Partition projection with Amazon Athena

Introduction

In this post, we will explore different options for querying data using Amazon Athena. We will examine how Athena works, the partitioning mechanism it uses, and its correlation with the AWS Glue Data Catalog.

Amazon Athena and Glue Data Catalog

Amazon Athena is a serverless, interactive query tool that allows you to analyze data stored directly in Amazon S3 using SQL. It is built on a distributed query engine, which enables fast querying of large datasets without the need to manage infrastructure. Since Athena is a serverless service, you pay only for the queries executed and the amount of data scanned on S3.

Athena can query structured, semi-structured, and unstructured data in formats such as CSV, TSV, JSON, Parquet, Avro, or ORC. The stored data can be compressed using common formats like bzip, Snappy, or others. This data is typically organized into partitions, and queries can directly access these partitions for better performance.

Partitioning is a performance optimization technique that helps reduce the time and cost of executing queries. It directs the query engine to look for specific data segments without requiring a full data scan.

Athena also needs to know the schema of the data being queried. This is done by referencing the appropriate table in the AWS Glue Data Catalog.

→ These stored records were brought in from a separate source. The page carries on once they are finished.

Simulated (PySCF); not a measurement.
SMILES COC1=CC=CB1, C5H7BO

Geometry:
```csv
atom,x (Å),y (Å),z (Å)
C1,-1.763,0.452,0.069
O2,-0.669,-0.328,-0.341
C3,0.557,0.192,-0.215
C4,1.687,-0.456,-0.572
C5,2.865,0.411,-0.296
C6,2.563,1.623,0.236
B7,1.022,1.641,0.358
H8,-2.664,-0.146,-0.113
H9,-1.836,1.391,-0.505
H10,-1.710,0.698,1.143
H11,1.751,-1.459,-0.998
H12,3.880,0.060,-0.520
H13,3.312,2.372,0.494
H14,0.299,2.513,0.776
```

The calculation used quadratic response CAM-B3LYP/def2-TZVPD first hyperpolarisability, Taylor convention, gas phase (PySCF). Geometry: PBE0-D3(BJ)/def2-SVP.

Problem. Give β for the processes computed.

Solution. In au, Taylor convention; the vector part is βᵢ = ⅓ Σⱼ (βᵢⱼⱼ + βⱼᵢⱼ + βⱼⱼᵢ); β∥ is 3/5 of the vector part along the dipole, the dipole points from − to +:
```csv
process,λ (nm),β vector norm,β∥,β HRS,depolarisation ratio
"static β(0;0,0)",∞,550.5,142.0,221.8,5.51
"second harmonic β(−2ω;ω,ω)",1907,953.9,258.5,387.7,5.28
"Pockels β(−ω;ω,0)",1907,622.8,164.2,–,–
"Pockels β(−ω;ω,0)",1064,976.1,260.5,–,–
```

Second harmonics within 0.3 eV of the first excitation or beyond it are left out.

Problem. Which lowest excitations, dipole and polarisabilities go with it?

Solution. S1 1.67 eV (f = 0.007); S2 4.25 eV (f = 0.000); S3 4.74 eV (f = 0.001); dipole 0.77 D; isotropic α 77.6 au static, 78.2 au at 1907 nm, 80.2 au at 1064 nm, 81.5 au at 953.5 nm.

Scheme definition and discovery

AWS Glue provides a crawler service that can scan files stored in S3 to infer the schema and create or update corresponding tables in the Data Catalog. This means you can automate the schema definition process instead of doing it manually. I covered this functionality in my previous posts. In this one, I would like to explore different options for defining schemas and partitions manually.

To define a schema and partitions, you need to run a DDL (Data Definition Language) query in the AWS Athena Console. The syntax for the query is as follows:

CREATE EXTERNAL TABLE IF NOT EXISTS your_table_name (
    column1 type1,
    column2 type2
    ...
) 
PARTITIONED BY (partition_column partition_type)
ROW FORMAT SERDE 'data_serializer/deserializer'
WITH SERDEPROPERTIES (
    'property_name' = 'property_value'
) 
LOCATION 's3://your-data-bucket/data-folder/';
  • PARTITIONED BY: Used to define partitions for your dataset.
  • ROW FORMAT SERDE: Optional and is used when formats other than TEXT are used. The serializer/deserializer must be selected based on the input data format.
  • SERDEPROPERTIES: Optional and can be used to pass additional parameters to the serializer/deserializer library.
  • LOCATION: Specifies the data location in S3, formatted as s3://your-data-bucket/data-folder/.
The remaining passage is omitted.